9.1. THE VICTORIA AND COOPER'S CREEK.
E.B. Kennedy, whose tragic death ineffaceably branded the Cape York blacks as remorselessly cruel, came to Australia early in life, and was appointed a Government surveyor in 1840. His first experience as an explorer was gained when as Assistant-Surveyor and second in command he accompanied his chief on the last expedition that Mitchell led into the interior. On this occasion he remained in charge of the camp formed at St. George's Bridge, and then conducted part of the expedition on to the Maranoa, where he rejoined the Major, and remained in charge whilst Mitchell made his exploration westward.
On Mitchell's return to Sydney, there being some doubt as to the point of outflow of the newly-discovered Victoria River, Kennedy was sent out with a small party to follow the river down and ascertain its course and destination.

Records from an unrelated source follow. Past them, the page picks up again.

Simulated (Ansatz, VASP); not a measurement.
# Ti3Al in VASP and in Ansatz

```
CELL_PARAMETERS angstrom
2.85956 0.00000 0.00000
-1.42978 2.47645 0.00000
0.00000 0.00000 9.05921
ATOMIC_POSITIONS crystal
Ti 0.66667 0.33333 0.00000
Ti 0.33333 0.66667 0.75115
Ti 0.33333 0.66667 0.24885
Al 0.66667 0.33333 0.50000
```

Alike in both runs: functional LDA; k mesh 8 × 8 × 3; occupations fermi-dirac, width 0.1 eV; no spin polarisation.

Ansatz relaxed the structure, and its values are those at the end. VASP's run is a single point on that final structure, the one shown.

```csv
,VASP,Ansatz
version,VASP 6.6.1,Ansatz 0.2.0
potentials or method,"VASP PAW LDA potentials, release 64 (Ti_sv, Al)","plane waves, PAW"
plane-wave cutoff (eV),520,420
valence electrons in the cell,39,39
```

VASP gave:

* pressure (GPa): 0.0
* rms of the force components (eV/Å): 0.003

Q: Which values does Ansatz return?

On the 13th of August, he reached Mitchell's lowest camp on the Victoria River, and started to trace the river down. During the first day's journey he came across some natives, from one of whom he learnt that the aboriginal name of the river was the Barcoo. Two days afterwards he observed with some anxiety that the trend of the valley was inclining from northwards towards the point whence Sturt had turned back from his upward course on Cooper's Creek. As the second part of his instructions was to find a practicable road to the Gulf, he feared that he would not have sufficient provisions to fulfil both duties. He therefore made a stationary camp, and with two men proceeded down the river. But after two days' journey, he found that the Barcoo turned to the west, and even north of west. The channel now showed large reaches of water within its confines, some of them more than one hundred yards in width. This induced him to alter his plan, and he thought he should follow such an important watercourse and ascertain its outflow. He therefore turned back for the remainder of his party. On the 30th of August he discovered a large river coming from the North-North-East, and he named it the Thomson. With the usual inconsistency of Australian inland rivers, the Thomson soon presented another and different scene. The great pastoral stretches of the upper course were left behind, and were succeeded by flat and inferior country intersected by sand-ridges. The course of the river itself once more turned to the southward, and was but scantily watered. Still Kennedy persevered until convinced that further progress must bring him to Sturt's furthest on Cooper's Creek. The face of the land answered to Sturt's description; and grass and feed both beginning to fail him, Kennedy had to consider whether it was worth while risking the lives of his men to confirm what was practically a certainty. At last vistas of the desert, described by Sturt with such terrible fidelity, appeared stretching away to the horizon, and Kennedy turned back, satisfied that the Victoria River and Cooper's Creek were one and the same stream.
It was now Kennedy's intention to make an excursion towards the Gulf of Carpentaria. On his way down, in order to travel lighter, he had buried a large quantity of flour and sugar as well as his drays. When he arrived at the cache of provisions on his way back, he found that the natives had dug the rations up, and in mere wantonness had so mixed and scattered them as to render them useless. A little further on, he was just in time to save the carts, for an aboriginal was probing in the ground with a spear to ascertain their whereabouts. During this excursion Kennedy noticed that the blacks were given to "chewing tobacco in a green state;" but the "tobacco" was, of course, the pituri plant, which they are accustomed to masticate. By the time he reached the head of the Warrego, Kennedy was too short of provisions to attempt his projected Gulf expedition, and had to make homeward, but resolved to go down by that river and ascertain whether it joined the Darling or flowed westward.
The Warrego dividing into many dry channels when they reached its lower courses, the party struck eastward to the Culgoa, and reached that river after a very distressing stage over dry country on which they lost six horses from heat and thirst, whilst bringing the carts across it.
9.2. A TRAGIC EXPEDITION.
Kennedy's first experience of an independent exploring expedition in the west was by no means a fitting prelude to the tragic journey he next undertook. The same impulse that led to Mitchell's and Leichhardt's northern journeys stimulated Kennedy to make his dangerous journey up the eastern coast of the long peninsula that terminates in Cape York - the desire to find a road to the north coast, so that an easy chain of communication should exist between the southern settlements and the far north.